Research conducted by the Commission into the voluntary cultural sector in Scotland suggested that the three prime motivators are enjoyment, pursuing an interest and social engagement, followed by broadening of cultural knowledge and to learn new skills. 20 If Scotland is to increase the involvement of the adult population we must look to appeal to people at this level and move beyond the current focus of 'learning for earning'. The voluntary sector is best placed to increase participation and this kind of informal learning for adults and the recommendations the Commission makes relating to this sector should help improve the opportunities for life-long informal learning.
However there is another important level of life-long education. Up to 800,000 adults appear to have very low literacy and numeracy skills. 21 A serious underlying problem is that of 'invisibility' where large numbers of this group rate their skills as stronger than they are. As we saw in Section 2, cultural activity may be particularly well placed to address such issues as it does not come fettered with the preconceptions of formalised education and can appeal to people on a level of fun and enjoyment.
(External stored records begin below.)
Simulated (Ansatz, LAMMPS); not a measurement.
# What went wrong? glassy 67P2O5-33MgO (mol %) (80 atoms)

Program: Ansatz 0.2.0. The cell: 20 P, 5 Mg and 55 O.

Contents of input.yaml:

Scottish Adult Learning Partnership ( SALP) Inclusive Arts Project SALP works to support and encourage those adults who do not traditionally participate within our education system to become involved in community-based learning. Arts and creative industry learning approaches and working practices are an essential part of achieving this mission to capture and develop the diversity of learning across Scotland. The Scottish Arts Council recently seed funded an Inclusive Arts Link Officer to develop national creative education and arts-based learning opportunities targeted at hard to reach groups. The Inclusive Arts project: A pilot project will be developed across six geographical regions, working with a variety of local and national arts organisations, across many artforms, including new media, words, image, music, events management, artisan crafts, film and video, light, recycled product design, street dance and circus, architecture, public art, before rolling out nationwide SALP will be 'green housing' the work of social entrepreneurs using the arts from within the community, and 'hot housing' good practice from one area of the country into others and offering a national creative taskforce to strengthen and develop work in the short and longer terms with local delivery teams. The project will involve cross-sector working with arts, health and education workers and will lock into existing programmes such as the Cultural Co-ordinators, Creative Links Officers and the existing networks of arts organisations education officers, and education officers working in our museums and libraries Accredited Continual Professional Development and staff training will be integral and available to everyone who works on the project. SALP already offers six recognised campaigns including Family Learning Week. Adult Learners Week, Sign Up Now!, One Hour a Day for Learning and the annual Awards sponsored by the European Social Fund, the Scottish Arts Council, Scotrail, NHS Health Scotland, the Scottish Qualifications Authority, and Young Scot. In 2005 the Inclusive Arts Links Officer will be developing Creative Learning Awards for 2005 to celebrate individuals using the arts or creative industry to develop themselves, their employability or their communities. |
Communities Scotland's Community Learning and Development programme's main aim is to help individuals and communities tackle real issues in their lives through community action and community-based learning. This programme may be a strong partner within local authority community planning groups delivering cultural services. The potential synergies deserve to be investigated. The Equal Access Iniative that examines multiple barriers to success is also the sort of tool that such planning groups will find invaluable. We believe that cultural resources should be part of the solutions developed by community planning groups.
5.14 Recommendations
The Commission recommends:
1) That learning in and through the arts be given a higher profile in the implementation of the Curriculum Review, any re-examination of Initial Teacher Education and in the development of Quality Improvement Frameworks in schools.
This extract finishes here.